According to the University Policy on Cheating and Plagiarism, “cheating includes but is not necessarily limited to:
- Submission of work that is not the student's own for papers, assignments or exams.
- Submission or use of falsified data.
- Theft of or unauthorized access to an exam.
- Use of an alternate, stand-in or proxy during an examination.
- Use of unauthorized material including textbooks, notes or computer programs in the preparation of an assignment or during an examination.
- Supplying or communicating in any way unauthorized information to another student for the preparation of an assignment or during an examination.
- Collaboration in the preparation of an assignment. Unless specifically permitted or required by the instructor, collaboration will usually be viewed by the university as cheating. Each student, therefore, is responsible for understanding the policies of the department offering any course as they refer to the amount of help and collaboration permitted in preparation of assignments.
- Submission of the same work for credit in two courses without obtaining the permission of the instructors beforehand.”
Cheating at Carnegie Mellon
In academic life, cheating can include copying someone else’s work, having someone else complete an assignment or take an exam for you, or stealing an exam or paper. Paying other students to do your work or buying papers is also prohibited. Accessing unauthorized information including from a cell phone during an exam constitutes cheating just like looking at someone else’s exam. And finally, reusing work from another class, even if it is your own, without the permission of the course instructors is also considered to be a violation of university policy.

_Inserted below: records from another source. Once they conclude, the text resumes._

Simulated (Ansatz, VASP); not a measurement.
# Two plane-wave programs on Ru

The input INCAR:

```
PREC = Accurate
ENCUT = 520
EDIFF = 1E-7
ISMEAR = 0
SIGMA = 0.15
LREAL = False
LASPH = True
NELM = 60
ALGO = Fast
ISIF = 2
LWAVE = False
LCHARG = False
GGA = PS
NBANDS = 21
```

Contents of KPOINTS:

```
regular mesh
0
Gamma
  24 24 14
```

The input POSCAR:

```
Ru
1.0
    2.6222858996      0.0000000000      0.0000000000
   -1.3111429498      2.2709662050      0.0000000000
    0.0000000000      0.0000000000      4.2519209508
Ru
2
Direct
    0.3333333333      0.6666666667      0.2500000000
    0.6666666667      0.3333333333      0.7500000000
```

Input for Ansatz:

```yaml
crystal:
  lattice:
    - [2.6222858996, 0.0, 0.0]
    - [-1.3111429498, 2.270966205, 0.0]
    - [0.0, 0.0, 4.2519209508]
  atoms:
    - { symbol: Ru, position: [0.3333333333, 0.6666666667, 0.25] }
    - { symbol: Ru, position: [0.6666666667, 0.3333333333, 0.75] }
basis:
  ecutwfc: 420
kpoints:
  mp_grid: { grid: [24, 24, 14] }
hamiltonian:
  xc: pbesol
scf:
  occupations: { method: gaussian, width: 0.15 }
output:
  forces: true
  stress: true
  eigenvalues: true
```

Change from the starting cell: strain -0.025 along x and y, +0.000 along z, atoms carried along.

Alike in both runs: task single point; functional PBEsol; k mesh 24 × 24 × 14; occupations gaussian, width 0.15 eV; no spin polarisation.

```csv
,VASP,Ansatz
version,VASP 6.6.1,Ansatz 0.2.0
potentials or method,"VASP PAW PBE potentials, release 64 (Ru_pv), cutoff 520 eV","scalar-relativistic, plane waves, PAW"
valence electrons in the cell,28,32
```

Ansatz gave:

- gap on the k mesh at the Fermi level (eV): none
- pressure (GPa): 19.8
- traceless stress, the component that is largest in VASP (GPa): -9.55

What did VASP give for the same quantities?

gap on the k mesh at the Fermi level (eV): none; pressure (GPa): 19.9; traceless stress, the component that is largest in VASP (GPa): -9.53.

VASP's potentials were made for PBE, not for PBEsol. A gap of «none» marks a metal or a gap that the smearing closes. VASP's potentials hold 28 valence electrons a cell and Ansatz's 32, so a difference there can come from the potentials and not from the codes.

Of the 161 total number of academic integrity violation reports that were submitted to the Office of the Dean of Student Affairs during the 2011-2012 academic year, 37% were cases of cheating exclusive of plagiarism and inappropriate collaboration and carried a range of consequences. However, it is important to know that cheating is 100% avoidable and there are many strategies that both students and instructors can employ to prevent these types of violations from happening.